"I am looking at how the feeling of loneliness or the disconnection between social groups in a city could be relieved if only slightly by an online community visualisation that presents no information about any of its users.
When something universally humorous happens in a public space, it momentarily changes your relationship to strangers around you, relieving the feeling of disconnection if only for a moment. However, your anonymity remains intact.
I am focussing on the romance tied up within the idea of particular cities and how this visualisation could utilise that romantic value in order to relieve disconnection. London is an ideal example of a city with a high romantic value to utilise.
Despite being surrounded by isolated examples of a busy city as we walk down the street or travel in a bus, we are never able to visualise it in its entirety. We certainly experience the feeling less when sitting in an office all day.

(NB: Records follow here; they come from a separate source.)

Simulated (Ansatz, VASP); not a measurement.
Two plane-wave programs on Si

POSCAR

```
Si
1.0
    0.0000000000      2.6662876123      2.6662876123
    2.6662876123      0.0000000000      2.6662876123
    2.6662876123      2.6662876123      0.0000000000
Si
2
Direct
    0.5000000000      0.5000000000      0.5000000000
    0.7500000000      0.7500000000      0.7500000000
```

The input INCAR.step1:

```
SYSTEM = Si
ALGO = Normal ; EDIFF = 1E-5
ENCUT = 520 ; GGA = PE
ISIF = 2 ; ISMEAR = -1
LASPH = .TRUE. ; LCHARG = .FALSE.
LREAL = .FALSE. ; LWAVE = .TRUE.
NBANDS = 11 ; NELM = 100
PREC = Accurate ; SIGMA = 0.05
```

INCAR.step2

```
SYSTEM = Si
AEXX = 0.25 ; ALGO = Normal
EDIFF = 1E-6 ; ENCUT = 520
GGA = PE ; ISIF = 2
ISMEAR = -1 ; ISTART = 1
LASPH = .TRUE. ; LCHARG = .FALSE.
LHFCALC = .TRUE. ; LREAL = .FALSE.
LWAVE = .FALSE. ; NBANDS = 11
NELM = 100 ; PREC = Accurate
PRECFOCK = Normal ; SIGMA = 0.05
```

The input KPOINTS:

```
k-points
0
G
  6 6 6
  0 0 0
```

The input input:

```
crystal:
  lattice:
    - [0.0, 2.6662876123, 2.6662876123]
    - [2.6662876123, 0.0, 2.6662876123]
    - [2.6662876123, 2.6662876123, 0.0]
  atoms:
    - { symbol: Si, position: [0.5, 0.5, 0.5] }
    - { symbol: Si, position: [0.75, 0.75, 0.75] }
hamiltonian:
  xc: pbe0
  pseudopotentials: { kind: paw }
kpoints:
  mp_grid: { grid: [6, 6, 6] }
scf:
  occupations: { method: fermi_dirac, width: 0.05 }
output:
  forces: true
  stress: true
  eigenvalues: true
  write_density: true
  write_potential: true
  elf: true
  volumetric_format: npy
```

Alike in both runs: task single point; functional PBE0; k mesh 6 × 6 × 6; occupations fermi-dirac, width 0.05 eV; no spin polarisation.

The image above left is a still moment from a hacked version of an ecosystem application by Annie Spinster. I have been looking at how physical inputs can be incorporated into such an application using for example the light sensors in the user's Mac Book Pro which may isolate a particular type of user within the community.
The image above right is an early IP address mapping ecosystem that I was concepting with W Blutt. Here, the ecosystem substrate is the IP address activity, the mapped location of each dot is based upon the four sets of numbers present in an IP address. The growth of the ecosystem is dependent on the quantity of IP addresses which would act as substrate at the bottom level of growth. Therefore, parameters control the extent, but the ecosystem itself is organic which creates the interest, in a similar way to looking into a fish tank".